Sunday, December 29, 2013

On the Feast of the Holy Family: Reality Check

This is the Feast of the Holy Family, a celebration I never liked growing up because I felt the annual homily by the pastor at my hometown parish idealized Jesus and his parents and left me feeling my profoundly imperfect family could never measure up.

Now that I am quite a bit older and a bit wiser, I understand that families come in every shape and size. All of them are imperfect, and all of them can be the place where, for the rest of our lives, we learn to grow in mercy, compassion and patience. Today, an almost-forgotten voice from my childhood that helped me understand that.

This is what family looked like this weekend: My husband and I and our two teenagers visited with my parents at their home in Bedford, New York. My parents, who raised four children together, have been married more than 55 years and my mother largely now serves as my father's caregiver. Next door live one of my sisters and her two teenaged-daughters, whom she adopted as babies. This weekend my sister was in New Jersey visiting her fiance, a man who, like my sister, has never been married and who, like my sister, feels his heart has finally found a home.

Because my sister was out of town, my mother stayed overnight with my nieces. My father woke up early, said a few words of greeting to me and headed back to bed. My mother stopped by to make me coffee and to chat with my husband before my family packed, headed to Mass and then home.

Greg and I arrived at St. Patrick's Roman Catholic Church for the 10:30 a.m. Mass with our 14 year old.  As we were walking into the church, my 82-year-old mother pulled into the parking lot with our 17 year old son. I blew her a kiss goodbye. Our older son headed to the van to drop off his suitcase and joined us a few minutes later in the pew.

The homilist, the pastor, was a blast from my past. George Thompson had been the youngest priest
of three in my hometown church - years ago and miles away. Today he is an old man with white hair and the title of Monseigneur.  Today, he didn't talk about how perfect Jesus and his parents were. He talked about how God loves each and everyone of us with an intensely personal love. God has never loved any other human  in the particular ways He loves us and He never will, Msgr. Thompson said. We are, like God's love for us, uncommon and unrepeatable.
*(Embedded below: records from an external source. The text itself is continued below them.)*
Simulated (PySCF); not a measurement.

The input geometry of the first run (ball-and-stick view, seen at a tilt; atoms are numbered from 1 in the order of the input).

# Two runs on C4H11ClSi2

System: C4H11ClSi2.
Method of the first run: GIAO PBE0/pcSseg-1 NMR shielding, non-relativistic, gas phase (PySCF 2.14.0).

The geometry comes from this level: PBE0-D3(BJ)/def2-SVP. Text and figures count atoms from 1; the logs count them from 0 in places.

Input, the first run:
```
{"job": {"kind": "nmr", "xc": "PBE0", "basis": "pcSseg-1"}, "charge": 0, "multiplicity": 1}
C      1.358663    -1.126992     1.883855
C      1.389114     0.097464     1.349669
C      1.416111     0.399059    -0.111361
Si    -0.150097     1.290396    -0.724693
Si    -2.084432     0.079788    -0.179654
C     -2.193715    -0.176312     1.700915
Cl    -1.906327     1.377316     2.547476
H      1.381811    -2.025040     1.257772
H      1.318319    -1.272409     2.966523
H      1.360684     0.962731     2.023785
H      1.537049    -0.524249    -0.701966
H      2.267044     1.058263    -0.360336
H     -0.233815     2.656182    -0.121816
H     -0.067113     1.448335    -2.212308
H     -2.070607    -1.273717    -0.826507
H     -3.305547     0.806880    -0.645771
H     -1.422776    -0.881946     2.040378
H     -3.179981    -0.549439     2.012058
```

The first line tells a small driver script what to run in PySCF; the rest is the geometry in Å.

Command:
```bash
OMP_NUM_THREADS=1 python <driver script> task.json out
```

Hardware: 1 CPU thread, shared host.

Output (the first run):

It felt as if  he were calling out to me from my childhood, and correcting my misimpression. Families are messy and imperfect. We are holy when we strive as best we can to cherish one another and to overlook each other's shortcomings.

Brothers and sisters:
Put on, as God’s chosen ones, holy and beloved,
heartfelt compassion, kindness, humility, gentleness, and patience,
bearing with one another and forgiving one another, 
if one has a grievance against another; 
as the Lord has forgiven you, so must you also do.
And over all these put on love, 
that is, the bond of perfection.


  1. What a grace-filled visit! O the healing touch of God!

    1. Yes! Thanks for stopping by, Anna, and commenting.